While the research group’s target is to produce an array version of the system, research still remains to be done. Current coupling efficiency into the cavity is ~2-5%, which is far from ideal. While coupling two cavities via a waveguide would provide considerably higher efficiencies, there are problems associated with the quantum dots themselves, one being that they are not identical. As Vuckovic explained, “If we have multiple nodes with quantum dots, we must develop techniques that will enable us to tune them into resonance with each other to allow the production of scalable logic. We’ve developed a number of methods to tune quantum dots, as well as cavities, in resonance with each other on the chip.” Although results so far achieved are satisfactory, to actually do logic several of these elements must be scaled, making coupling efficiency crucial.

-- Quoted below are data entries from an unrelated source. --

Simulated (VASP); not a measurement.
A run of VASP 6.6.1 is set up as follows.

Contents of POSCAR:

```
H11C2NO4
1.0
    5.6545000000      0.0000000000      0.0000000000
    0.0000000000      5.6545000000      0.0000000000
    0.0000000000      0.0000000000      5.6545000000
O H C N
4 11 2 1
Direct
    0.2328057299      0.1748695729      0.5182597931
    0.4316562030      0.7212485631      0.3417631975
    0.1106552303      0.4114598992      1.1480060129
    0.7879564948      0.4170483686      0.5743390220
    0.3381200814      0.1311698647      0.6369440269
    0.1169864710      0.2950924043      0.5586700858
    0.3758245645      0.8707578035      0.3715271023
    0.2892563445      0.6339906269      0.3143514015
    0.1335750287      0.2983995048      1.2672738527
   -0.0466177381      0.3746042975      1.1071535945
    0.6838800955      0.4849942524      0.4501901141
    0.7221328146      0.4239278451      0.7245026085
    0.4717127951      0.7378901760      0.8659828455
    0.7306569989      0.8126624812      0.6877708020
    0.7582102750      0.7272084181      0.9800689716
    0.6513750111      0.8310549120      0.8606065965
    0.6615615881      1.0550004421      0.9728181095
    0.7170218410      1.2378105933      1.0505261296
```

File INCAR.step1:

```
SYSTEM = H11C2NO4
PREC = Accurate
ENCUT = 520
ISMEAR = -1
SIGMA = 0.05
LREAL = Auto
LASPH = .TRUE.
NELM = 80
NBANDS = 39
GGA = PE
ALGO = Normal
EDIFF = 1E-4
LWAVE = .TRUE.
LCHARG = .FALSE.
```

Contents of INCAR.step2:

Were a quantum computer to be produced, one should not expect to run Microsoft Office on it; paradoxically, it would offer no speed or processing benefit for such tasks. There are very specific applications for a quantum computer, such as unsorted database searches. For instance, if you want to find a drug that will bind to receptor A but not to B and C, this presents a numerically tedious problem that could be attacked on such a computer with two key algorithms — the search algorithm and the factoring algorithm; other problems could also be mapped to it.
How such a computer would look depends on the implementation platform. Some are based on ion traps in resonators, or spintronic implementations. The Stanford approach uses a GaAs chip with different nanostructures, such as the optical resonator, with dimensions on the order of 5.0 µm that are interconnected via other nanostructures that allow the resonators to communicate. While it would resemble a typical semiconductor circuit, it would be a GaAs-based optical chip; the computer itself consisting of optical cavities on a grid connected by waveguides.
According to Vuckovic, this is the first time that such strong interactions between photons on a semiconductor chip have been observed, demonstrating a quantum equivalent of a classical computer’s logic and gate. Additional elements are still needed to build a functional quantum computer. “We need a quantum form of memory to store these quantum bits,” Vuckovic said. “We’re working to develop that because classic memory elements won’t work.” Vuckovic added that considerable R&D will be needed because, as yet, nobody has successfully produced a semiconductor-based quantum memory.
There is no consensus as to what the most promising platform for quantum memory would be. The need is to somehow store the state of the photon in some sort of quantum dot or some other quantum device inside a semiconductor, where all of its properties (polarization, etc.) are preserved, and then retrieve it successfully. Anything that can do this for a few microseconds would be considered a breakthrough in quantum memory today.